In a way, I feel a bit sorry for Ant-Man and the Wasp: it’s a film of less substance in the MCU, being a fun caper movie in the same vein as Ant-Man; it’s coming after the huge events of Avengers: Infinity War; and it’s arriving after a tremendous run of MCU films in the past eight months (Thor: Ragnarok, Black Panther, Avengers: Infinity War). That’s a lot to live up to and it influences a viewer’s perception of the film; it will be interesting to see it assessed in its own right some years down the line.
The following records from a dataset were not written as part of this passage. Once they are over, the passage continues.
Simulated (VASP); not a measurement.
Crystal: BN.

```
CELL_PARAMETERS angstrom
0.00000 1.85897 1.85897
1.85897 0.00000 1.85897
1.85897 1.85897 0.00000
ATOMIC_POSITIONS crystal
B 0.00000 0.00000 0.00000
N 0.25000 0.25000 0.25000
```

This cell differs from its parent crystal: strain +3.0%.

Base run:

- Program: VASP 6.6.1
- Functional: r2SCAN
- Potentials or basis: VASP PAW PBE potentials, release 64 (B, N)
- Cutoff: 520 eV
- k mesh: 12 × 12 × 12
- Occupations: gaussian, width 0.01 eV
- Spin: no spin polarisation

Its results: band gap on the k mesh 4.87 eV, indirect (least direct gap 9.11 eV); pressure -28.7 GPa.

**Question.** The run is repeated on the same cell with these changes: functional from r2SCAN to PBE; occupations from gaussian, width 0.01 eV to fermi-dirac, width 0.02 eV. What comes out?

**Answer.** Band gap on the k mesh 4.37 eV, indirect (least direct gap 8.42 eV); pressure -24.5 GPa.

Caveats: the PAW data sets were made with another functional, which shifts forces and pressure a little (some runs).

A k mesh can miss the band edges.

Ant-Man and the Wasp takes place two years after the events of Ant-Man. Scott Lang (Paul Rudd) is under house arrest for his participation in the airport fight in Captain America: Civil War, and Hank Pym (Michael Douglas) and Hope Van Dyne (Evangeline Lilly) are fugitives because of the Sokovia Accords and have cut ties with Scott. They are trying to find a way to get into the quantum realm to rescue Janet Van Dyne (Michelle Pfeiffer) after Scott’s successful return in the first film; after an attempt to open a gateway to the quantum realm, Scott has a dream about Janet and decides to let Hank and Hope know. However, this leads to Hope kidnapping him in order to help them find Janet. This leads to being hunted by Sonny Burch (Walton Goggins), a black-market tech dealer who wants Hank’s laboratory, and dealings with Ghost (Hannah John-Kamen), a figure who can phase in and out of this dimension, who wants Hank’s tech for her own reasons, meeting up with Hank’s old lab partner Bill Foster (Laurence Fishburne), plus being chased by the FBI, led by Agent Jimmy Woo (Randall Park).

There is definitely a lighter feel to this film: although there is emotional depth in the quest to find Janet and the reasons for Ghost’s intentions, it is mostly an action comedy with little in the way of stakes. I don’t know if this is because the MCU needed it after Avengers: Infinity War or because it was in keeping with Ant-Man, but it means that there are no real effects on the MCU, the villains are not a huge threat (Burch’s gaggle of anonymous bad guys seem like something out of an ‘80s film, although Goggins gives good villain), and even Agent Woo is played as comic relief, thus neutering the FBI as a threat. This lack of substance makes for a frothier, lightweight piece of popcorn entertainment that doesn’t feel quite as good as the first film, but that could be due to the reasons mentioned in my first paragraph.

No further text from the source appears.